A big, bold and hauntingly beautiful story that captures a defining moment in Australia's history.
Everywhere he looked he saw what Utzon saw. The drama of harbour and horizon, and at night, the star-clotted sky. It held the shape of the possible, of a promise made and waiting to be kept …
In 1965 as Danish architect Jørn Utzon’s striking vision for the Sydney Opera House transforms the skyline and unleashes a storm of controversy, the shadow of the Vietnam War and a deadly lottery threaten to tear the country apart.
Journalist Pearl Keogh, exiled to the women’s pages after being photographed at an anti-war protest, is desperate to find her two missing brothers and save them from the draft. Axel Lindquist, a visionary young glass artist from Sweden, is obsessed with creating a unique work that will do justice to Utzon’s towering masterpiece.
In this big, bold and hauntingly beautiful portrait of art and life, Shell captures a world on the brink of seismic change through the eyes of two unforgettable characters caught in the eye of the storm.
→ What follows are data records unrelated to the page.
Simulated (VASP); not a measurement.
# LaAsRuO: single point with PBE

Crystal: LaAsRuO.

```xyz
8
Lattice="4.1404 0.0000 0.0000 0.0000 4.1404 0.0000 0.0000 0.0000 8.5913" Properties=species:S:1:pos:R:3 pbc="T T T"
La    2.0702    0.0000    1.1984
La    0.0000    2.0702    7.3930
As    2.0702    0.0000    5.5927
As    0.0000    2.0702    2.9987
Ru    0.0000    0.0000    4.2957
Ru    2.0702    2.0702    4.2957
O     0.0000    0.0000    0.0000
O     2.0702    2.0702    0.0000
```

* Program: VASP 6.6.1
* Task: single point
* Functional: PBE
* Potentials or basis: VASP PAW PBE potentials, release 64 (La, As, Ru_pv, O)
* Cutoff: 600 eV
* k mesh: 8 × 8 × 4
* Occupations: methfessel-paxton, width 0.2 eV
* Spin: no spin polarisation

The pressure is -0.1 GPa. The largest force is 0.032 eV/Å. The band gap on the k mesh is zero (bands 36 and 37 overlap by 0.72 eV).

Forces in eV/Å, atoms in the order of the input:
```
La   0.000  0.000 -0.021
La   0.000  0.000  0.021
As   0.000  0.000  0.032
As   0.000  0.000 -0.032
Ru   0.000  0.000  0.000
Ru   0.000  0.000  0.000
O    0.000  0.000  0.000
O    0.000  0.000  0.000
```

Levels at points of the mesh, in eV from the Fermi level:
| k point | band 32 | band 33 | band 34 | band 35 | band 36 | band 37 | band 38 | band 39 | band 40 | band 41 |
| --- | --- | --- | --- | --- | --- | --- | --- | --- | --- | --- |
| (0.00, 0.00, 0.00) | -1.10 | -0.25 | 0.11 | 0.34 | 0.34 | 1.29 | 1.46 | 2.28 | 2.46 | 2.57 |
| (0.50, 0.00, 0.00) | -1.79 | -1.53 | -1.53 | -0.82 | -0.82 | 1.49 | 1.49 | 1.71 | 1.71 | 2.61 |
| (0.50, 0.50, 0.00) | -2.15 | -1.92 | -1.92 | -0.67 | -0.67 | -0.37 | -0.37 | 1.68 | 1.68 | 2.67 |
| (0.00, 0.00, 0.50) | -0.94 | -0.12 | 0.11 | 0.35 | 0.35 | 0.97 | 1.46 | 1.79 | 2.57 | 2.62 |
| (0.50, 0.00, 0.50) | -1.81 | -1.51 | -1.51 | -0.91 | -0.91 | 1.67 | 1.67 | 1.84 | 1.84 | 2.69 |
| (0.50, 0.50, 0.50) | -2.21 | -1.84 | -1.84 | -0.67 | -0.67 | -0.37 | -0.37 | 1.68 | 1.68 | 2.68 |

And reminds us why taking a side matters.
Praise for Shell
‘Kristina Olsson is such a graceful, wise and perceptive writer. The woman’s massive heart is one big literary taproot feeding all of us answers about the Australian condition’ Trent Dalton, bestselling author of Boy Swallows Universe
‘A luminous look at a city at a time of change, a time when the building of the Sydney Opera House was a reach for greatness.’ The New York Times
‘Olsson’s writing is beautiful, captivating, and is enough in itself to recommend this book … Her descriptions are vivid, evocative.’ New York Journal of Books
‘A classic in the making.’ Australian Financial Review
‘A shimmering love letter to Sydney, with the husk of the emerging Opera House its beating heart … Required reading.’ Australian Women’s Weekly
Olsson (In One Skin) uses the building of the Sydney Opera House as the backdrop for a contemplative story of personal guilt and political upheaval. When Australian announces a draft for Vietnam in 1965, Pearl Keogh, a journalist for the Telegraph, begins a frantic search for the younger brothers she abandoned after their mother's early death. Swedish artist Axel Lindquist arrives in Sydney to produce a glass sculpture for the new opera house. He struggles with the language, designing an appropriate sculpture, and lingering animosity from others toward Sweden's neutrality during World War II. Axel and Pearl drift into a relationship, though Olsson's jarring switch between their points of view and heavy reliance on internal thoughts obscures their bond. Pearl finally tracks down her brothers and learns they have already enlisted, causing her to tumble into guilt-ridden reminiscences. Meanwhile, Axel wanders through Sydney, using his reflections on art and quest to meet the reclusive Opera House architect to distract him from the his emotions surrounding his Swedish resistance fighter father's disappearance after the war. Olsson juxtaposes Pearl and Axel's complex feelings about their fractured families and tenuous connection with news of politician's increasing hostility toward the Opera House project. Readers who do not mind a leisurely paced story will enjoy exploring these historical political tensions and meditations on personal responsibility.